In fact, I began to segue from engineering into sales and marketing about a decade into my career. Not only was that the key to becoming business savvy, it also turned out to be a catalyst in reaching the executive management level.
There will be plenty of time for you to focus on what you do best later in your career, but early on, you want to cast a pretty wide net and increase your exposure. Broadening your perspective, going where opportunity takes you, and doing what scares you can all be career game changers.
Think Big … Company
Next to finding my way to the high-tech industry, the hands-down best move I made right out of college was going to work for a big, industry-leading company. That hands-on experience gave me a solid foundation in engineering design, project management, problem solving, and people management.
Ironically, that’s also where I learned to groom my own career instead of expecting the company to do it for me. The tools I learned and the confidence and maturity I gained during that period were both transferrable and scalable – helping me to become an effective senior leader with companies big and small.

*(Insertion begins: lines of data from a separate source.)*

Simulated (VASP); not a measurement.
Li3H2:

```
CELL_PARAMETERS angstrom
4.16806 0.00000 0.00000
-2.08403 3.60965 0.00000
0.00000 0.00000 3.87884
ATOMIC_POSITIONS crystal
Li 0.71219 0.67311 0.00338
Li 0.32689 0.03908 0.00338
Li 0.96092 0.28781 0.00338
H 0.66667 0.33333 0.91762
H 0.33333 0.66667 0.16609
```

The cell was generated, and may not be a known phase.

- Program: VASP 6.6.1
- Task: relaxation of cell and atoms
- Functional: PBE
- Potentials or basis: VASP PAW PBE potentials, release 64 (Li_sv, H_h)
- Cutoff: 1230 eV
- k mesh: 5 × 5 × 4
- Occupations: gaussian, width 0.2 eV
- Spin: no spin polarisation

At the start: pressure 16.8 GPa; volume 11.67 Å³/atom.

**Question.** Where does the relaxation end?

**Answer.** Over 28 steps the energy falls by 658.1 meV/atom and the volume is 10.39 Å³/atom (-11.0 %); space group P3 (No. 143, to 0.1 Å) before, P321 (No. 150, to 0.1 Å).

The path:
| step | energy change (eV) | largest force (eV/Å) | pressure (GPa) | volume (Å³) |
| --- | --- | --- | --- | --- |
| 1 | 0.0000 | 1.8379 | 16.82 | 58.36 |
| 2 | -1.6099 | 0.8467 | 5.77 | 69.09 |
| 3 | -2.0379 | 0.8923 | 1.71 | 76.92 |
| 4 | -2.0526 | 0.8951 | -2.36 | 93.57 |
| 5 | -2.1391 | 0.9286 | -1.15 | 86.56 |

Working for an outstanding big company right out of school exposes you to a broad range of experiences, teaches you basic skills and best practices, helps you get out and build your professional network, and prepares you to excel at whatever you find your best suited for – at whatever level you’re capable of achieving.
It should come as no surprise that many if not most of the successful entrepreneurs and CEOs I’ve known got their start at big-name companies like IBM, Intel, and Microsoft.
Forget About Money
Today, senior executives of public companies are primarily compensated in the form of equity, not cash. That’s especially true in the technology sector where a growing number of CEOs make $1 a year; the rest is stock and options. The logic is, if they do great work and their companies grow and make money, their shareholders make money and so do they. Everybody’s on the same page. Sort of makes sense, doesn’t it?
Why not approach your career the same way? Yes, I know you need to eat, a place to sleep, and a way to get around. You need to go out and have a good time and buy presents on holidays. And you certainly don’t want to get screwed by the man. I get that. But while the traditional worker worries about his next paycheck, you’ll do better off in the long run by thinking long-term.
That’s how I’ve always approached my career: First and foremost I took on as much responsibility as I could get my hands on and did the very best job I possibly could. Even as a relatively low-level employee, I felt as if it was my company. Guess what? That’s how founders and executives act. And that’s how they move up the ladder and make the big bucks .... in equity.
All three stories provide counterintuitive lessons, but that’s usually the way experience works. It’s never what you expect. Cast a wide net, think big company, and forget about the money. If you follow that advice early on, you’ll have a much better chance of being successful at running your own show.